Byng Inlet is a ghost town in Parry Sound District, Ontario. For a period in the nineteenth century it was home to one of the largest sawmill operations in Canada. The name of the town came from that of the English Admiral John Byng. It is also the name of the body of water, on which the village is situated, on the south shore of the Byng Inlet a widening of the Magnetawan River, near its mouth on Georgian Bay.

First established as a mill town in 1869, there have been a number mills at Byng Inlet. At first, growth of the village was sporadic, operations of the mills fluctuating with the changes in the tariffs on lumber exported to the United States, (the market for the output of Georgian Bay mills). Even the panic of 1873 with widespread affects, threatened the lumber industry at Byng Inlet. It would not be until the 1890s that mill workers established their roots, and Byng Inlet became their permanent home.
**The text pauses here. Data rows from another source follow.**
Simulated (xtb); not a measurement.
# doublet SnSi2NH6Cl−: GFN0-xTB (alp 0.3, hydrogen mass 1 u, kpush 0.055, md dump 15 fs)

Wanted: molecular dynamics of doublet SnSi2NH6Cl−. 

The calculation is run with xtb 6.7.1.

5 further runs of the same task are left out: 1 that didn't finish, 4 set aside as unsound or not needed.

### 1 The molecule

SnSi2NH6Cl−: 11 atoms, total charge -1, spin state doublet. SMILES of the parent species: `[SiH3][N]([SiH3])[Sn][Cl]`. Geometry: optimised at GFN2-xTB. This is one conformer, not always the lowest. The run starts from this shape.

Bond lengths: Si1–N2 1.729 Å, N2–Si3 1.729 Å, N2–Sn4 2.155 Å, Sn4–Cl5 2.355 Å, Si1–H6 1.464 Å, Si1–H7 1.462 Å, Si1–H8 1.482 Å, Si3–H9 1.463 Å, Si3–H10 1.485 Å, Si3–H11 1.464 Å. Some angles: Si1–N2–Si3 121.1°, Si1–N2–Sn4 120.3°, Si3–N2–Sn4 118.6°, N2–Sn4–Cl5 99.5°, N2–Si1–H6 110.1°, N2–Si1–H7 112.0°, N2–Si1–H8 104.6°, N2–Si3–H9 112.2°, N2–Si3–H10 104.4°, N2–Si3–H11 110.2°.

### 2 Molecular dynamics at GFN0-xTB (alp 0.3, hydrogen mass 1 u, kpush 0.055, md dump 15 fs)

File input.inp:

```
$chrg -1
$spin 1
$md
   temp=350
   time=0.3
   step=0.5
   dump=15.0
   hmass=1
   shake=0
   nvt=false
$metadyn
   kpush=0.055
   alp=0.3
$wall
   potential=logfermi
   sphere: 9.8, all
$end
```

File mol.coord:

In 1897 the Holland and Emery Lumber Company of East Tawas, Michigan, relocated their mill from Saginaw Bay, to Byng Inlet. Having acquired the Magnetawan timber berths from Merrill and Ring, (another Michigan lumber firm). Nelson Holland and Temple Emery also acquired the Page mill, from Merrill and Ring in 1899, however, owing to financial difficulty of Mr. Emery, this was subsequently sold and removed.

A new partnership was started with Nelson Holland and L P Graves, along with James Thissel Emery and others. Luther Pomeroy Graves, had been a longtime accociate of Nelson Holland, being the head of the firm Graves, Manbert and George, at Black Rock, NY, which marketed Holland and Emery's lumber, forwarding it through the Erie Canal. Temple Emery's nephew, James Thissel Emery, a millwright also a longtime associate of Mr. Holland, had apprenticed at Henry W. Sage's mill in Bay City and at Holland's mill, previously located in East Saginaw.